Ernst Herman ridder van Rappard (born 30 October 1899 in Banyumas Regency, Central Java, Dutch East Indies – died 11 January 1953 in Vught) was a Dutch National Socialist and anti-Semite. After leading his own failed Nazi movement van Rappard enlisted in the Schutzstaffel and saw active service in the Second World War.
Part of a leading Dutch family, van Rappard was born in the Dutch East Indies to chief engineer Oscar Emile ridder van Rappard and his wife Dina Thal Larsenhe, as the younger brother of future sportsman Oscar van Rappard His schooling took place in the Netherlands at The Hague and subsequently at the University of Leiden. He then studied economics in Berlin and Munich and there became supportive of Nazism.
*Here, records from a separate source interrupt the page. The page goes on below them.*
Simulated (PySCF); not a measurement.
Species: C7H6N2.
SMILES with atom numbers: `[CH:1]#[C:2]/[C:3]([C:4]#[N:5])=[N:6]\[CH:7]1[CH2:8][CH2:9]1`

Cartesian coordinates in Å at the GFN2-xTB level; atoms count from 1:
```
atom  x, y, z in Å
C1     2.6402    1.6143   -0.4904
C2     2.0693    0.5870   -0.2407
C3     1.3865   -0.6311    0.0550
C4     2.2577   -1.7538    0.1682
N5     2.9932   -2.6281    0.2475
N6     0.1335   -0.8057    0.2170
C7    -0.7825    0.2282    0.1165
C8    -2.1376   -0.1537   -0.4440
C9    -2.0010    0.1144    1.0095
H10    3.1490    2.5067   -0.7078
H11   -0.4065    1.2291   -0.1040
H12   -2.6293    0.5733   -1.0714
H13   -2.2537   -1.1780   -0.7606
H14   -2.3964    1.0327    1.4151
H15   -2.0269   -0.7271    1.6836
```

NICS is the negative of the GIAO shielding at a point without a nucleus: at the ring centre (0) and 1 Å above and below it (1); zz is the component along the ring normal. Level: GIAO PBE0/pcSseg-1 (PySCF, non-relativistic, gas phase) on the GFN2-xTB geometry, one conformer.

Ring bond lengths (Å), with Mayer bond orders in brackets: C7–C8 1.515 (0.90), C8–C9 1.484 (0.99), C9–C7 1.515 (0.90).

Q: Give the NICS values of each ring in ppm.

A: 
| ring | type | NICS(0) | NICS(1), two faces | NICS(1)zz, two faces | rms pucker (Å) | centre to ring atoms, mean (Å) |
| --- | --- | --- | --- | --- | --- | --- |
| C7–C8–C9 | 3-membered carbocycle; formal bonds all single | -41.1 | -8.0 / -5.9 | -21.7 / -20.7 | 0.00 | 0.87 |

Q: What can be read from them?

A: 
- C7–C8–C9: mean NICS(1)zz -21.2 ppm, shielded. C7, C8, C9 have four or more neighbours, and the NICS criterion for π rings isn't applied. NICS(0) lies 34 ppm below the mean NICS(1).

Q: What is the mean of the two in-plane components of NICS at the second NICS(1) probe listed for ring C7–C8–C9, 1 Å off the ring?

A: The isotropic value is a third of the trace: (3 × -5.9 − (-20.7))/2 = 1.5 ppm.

He joined the National Socialist Dutch Workers Party (NSNAP) in 1931, although the group split into three and van Rappard soon found himself as the leader of his own version of the party. His group, the NSNAP-Van Rappard advocated the incorporation of the Netherlands into the Third Reich, arguing that the Dutch had a strong ethnic kinship with the Germans. His group also vied with the National Socialist Movement in the Netherlands (NSB) in terms of its virulent anti-Semitism, drawing most of its support from the Dutch-German border. His group was later renamed NSNAP-Hitlerbeweging, though Adolf Hitler ordered the removal of his name from what was a minor movement.